Japan reactor is no Chernobyl: experts
Posted 51 minutes ago
Experts say health risks from Japan's quake-hit nuclear power reactors seem fairly low and winds are likely to carry any contamination out to the Pacific without threatening other nations.
Authorities are fighting to avert a meltdown at stricken reactors at the Fukushima plant in the worst nuclear accident since the 1986 Chernobyl disaster.
Radiation levels were also up at the Onagawa atomic plant.
"This is not a serious public health issue at the moment," said Malcolm Crick, secretary of the UN Scientific Committee on the Effects of Atomic Radiation.
"It won't be anything like Chernobyl. There the reactor was operating at full power when it exploded and it had no containment."
As a precaution, around 140,000 people have been evacuated from the area around Fukushima.
Mr Crick said a partial meltdown of the Three Mile Island plant in the United States in 1979 - rated more serious than Japan's accident on an international scale - released low amounts of radiation.
"Many people thought they'd been exposed after Three Mile Island," he said.
"The radiation levels were detectable, but in terms of human health it was nothing."
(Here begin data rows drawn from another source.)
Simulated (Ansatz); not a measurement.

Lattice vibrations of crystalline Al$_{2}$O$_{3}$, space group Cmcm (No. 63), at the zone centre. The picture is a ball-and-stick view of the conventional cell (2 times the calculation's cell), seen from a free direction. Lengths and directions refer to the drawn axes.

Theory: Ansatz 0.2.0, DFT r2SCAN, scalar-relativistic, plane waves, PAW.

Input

The World Health Organisation (WHO) also said the public health risk from Japan's atomic plants remained "quite low".
http://www.abc.net.au/news/stories/2011/03/14/3163166.htm?section=justin
I did hear the Foreign Minister, Kevin Rudd, say this morning that there was no real threat as the "whatever they are that are reactive" are contained and that their "cover" has not been breached.
I suppose though, that it isn't the best place to build nuclear reactors on a fault line.